What Is Franchise Compliance?

There is no specific franchise legislation in the United Kingdom. It is this reason franchise agreements are pretty lengthy to accommodate eventualities. We have tried to list down some of the issues you should to know if you are thinking about getting into franchising business in the UK.

British Franchise Association (“the BFA”)

BFA plays a vital role in regulating a franchising business and this is important especially in the absence of any franchise specific legislation. The BFA mandates its members, be they franchiser, affiliates or consultants to comply with the Code of Ethics (“Code”) laid down by the BFA. The code requires the franchiser to be in his business for a reasonable amount of time and have all the legal rights to use the intellectual property and trademarks.

The franchiser is required to provide advance disclosure of certain information. Both the parties are expected to employ fairness in their dealings with one another. To be the member of BFA is a voluntary choice. It is a hallmark of accreditation and compliance with the Code is a fair practice in the industry.


Intellectual property rights are the life of the franchise business. Franchise business operates with trademarks, confidential information and knows how that gives it an edge over other business and forms part of its profitable business model. Trademarks are registered in UK under Trademarks Act 1994. Trademarks provide protection against unauthorized use.

Unfair Contract Terms

Franchise agreements contains exemption clause. The exemption clause limits or excludes the liabilities of the franchiser from pre-contractual agreement. For example while supplying projected profit turnover figures. The enforceability of such clause should be read in the light of UCTA. This comes into picture where the franchiser tries is a liability for misrepresentation. Franchise agreements are treated as a standard form of document and hence any exclusion clause will apply only for as long as they are fair and reasonable.

Competition Law

Franchise agreements are between franchiser and the independent business owners at different levels in the production or supply chain. The agreement in some cases has the potential to affect the competition. Especially if they contain territorial restriction, price and other non-complete requirements.
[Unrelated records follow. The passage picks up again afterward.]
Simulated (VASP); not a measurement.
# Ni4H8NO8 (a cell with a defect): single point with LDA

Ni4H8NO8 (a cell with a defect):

Many franchise agreements may not be of interest to competition legislation since they are assumed as being entered by small or mid-sized enterprise. Hence they are being exempted from competition laws. Broadly three areas are covered by the block exemption and they are price, territory and non- compete obligation.

EU Regulation

Many franchise agreements are drafted such that they do not contain provision for EU regulation. However there are provisions in the draft to include changes in the agreement to comply with the EU regulations when applicable.

Data Protection Act 1998 (“DPA”)

DPA governs the processing and handling of data relating to personal information of living and identifiable individuals. Breach in data protection law in handling the data can lead to criminal prosecution or may attract contractual liabilities. In the franchise business both franchisor and franchisee are data controllers are both are liable to see that the DPA law has been taken care off.